As polyurethane cures (or hardens), it undergoes a chemical bonding reaction, linking the mono- and oligomer strings in the components into long polyurethane chains. The chemical reaction is exothermic, it creates heat.
So, we have a process that heats up the polyurethane mixture as it hardens, but how much? Well, it's hard to find numbers for it, but I suspect it can easily reach 30 to 40 °C, depending on the mixture (fast curing) it could easily go higher. To combat the effects of heat softening of the PLA/ABS model inside the mold, I strongly suggest printing with extra shells and extra infill. While most items can get away with 10 %, in this case, I suggest 20-30 %. ABS would be the superior choice above PLA as it starts to deform at a higher temperature. PLA can start to deform at around 60 °C, ABS only at about 80 °C.
The temperature of the PU curing depends on the speed of the curing process - it is safer for the masters to choose a slower curing mix as the heat is generated over a longer time and the maximum temperature is thus lower as a result (as excess heat is lost to the room)

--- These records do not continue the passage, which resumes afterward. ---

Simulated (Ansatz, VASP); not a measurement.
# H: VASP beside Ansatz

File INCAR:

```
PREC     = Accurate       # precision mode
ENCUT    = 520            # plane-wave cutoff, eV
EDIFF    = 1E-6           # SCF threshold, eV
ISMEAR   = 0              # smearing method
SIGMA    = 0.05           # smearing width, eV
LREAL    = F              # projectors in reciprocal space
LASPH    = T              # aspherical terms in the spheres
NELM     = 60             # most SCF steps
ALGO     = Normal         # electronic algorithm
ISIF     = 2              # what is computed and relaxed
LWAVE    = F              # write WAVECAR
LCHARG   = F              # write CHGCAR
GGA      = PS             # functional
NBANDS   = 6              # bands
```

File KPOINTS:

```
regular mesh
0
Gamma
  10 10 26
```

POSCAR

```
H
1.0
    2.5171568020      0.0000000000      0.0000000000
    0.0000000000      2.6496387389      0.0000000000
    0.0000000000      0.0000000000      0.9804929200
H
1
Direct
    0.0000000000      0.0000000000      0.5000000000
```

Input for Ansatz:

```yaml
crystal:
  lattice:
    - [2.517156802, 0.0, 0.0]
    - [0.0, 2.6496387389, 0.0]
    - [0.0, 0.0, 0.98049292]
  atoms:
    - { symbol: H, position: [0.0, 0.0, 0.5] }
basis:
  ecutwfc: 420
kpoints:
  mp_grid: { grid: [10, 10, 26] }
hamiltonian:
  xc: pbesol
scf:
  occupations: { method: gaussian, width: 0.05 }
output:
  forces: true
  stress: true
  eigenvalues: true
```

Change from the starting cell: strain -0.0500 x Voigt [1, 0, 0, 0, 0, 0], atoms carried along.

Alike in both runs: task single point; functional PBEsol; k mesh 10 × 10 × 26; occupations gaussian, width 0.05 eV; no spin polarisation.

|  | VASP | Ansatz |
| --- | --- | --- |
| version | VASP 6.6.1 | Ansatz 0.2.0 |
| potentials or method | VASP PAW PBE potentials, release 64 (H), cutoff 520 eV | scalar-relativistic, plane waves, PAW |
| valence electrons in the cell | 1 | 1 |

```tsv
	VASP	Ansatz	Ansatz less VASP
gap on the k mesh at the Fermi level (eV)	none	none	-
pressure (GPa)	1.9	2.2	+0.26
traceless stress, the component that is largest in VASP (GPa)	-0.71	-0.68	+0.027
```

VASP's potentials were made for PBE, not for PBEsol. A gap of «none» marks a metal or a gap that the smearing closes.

To reduce the sticking to the surface from the material creeping into the gaps of the model, it has to be as smooth as possible and best also sealed. If you choose ABS, a quick acetone vapor bath would do the trick in this case. PLA should be lacquer sealed as it doesn't like to stick to most waxes.
Adding a mold release agent isn't necessarily needed, but could help in removing the masters from the mold.
ABS might be the better choice in this application. It is advisable to use extra-thick walls (3+), a lot of infill (20-30 %) and a vapor smoothed surface.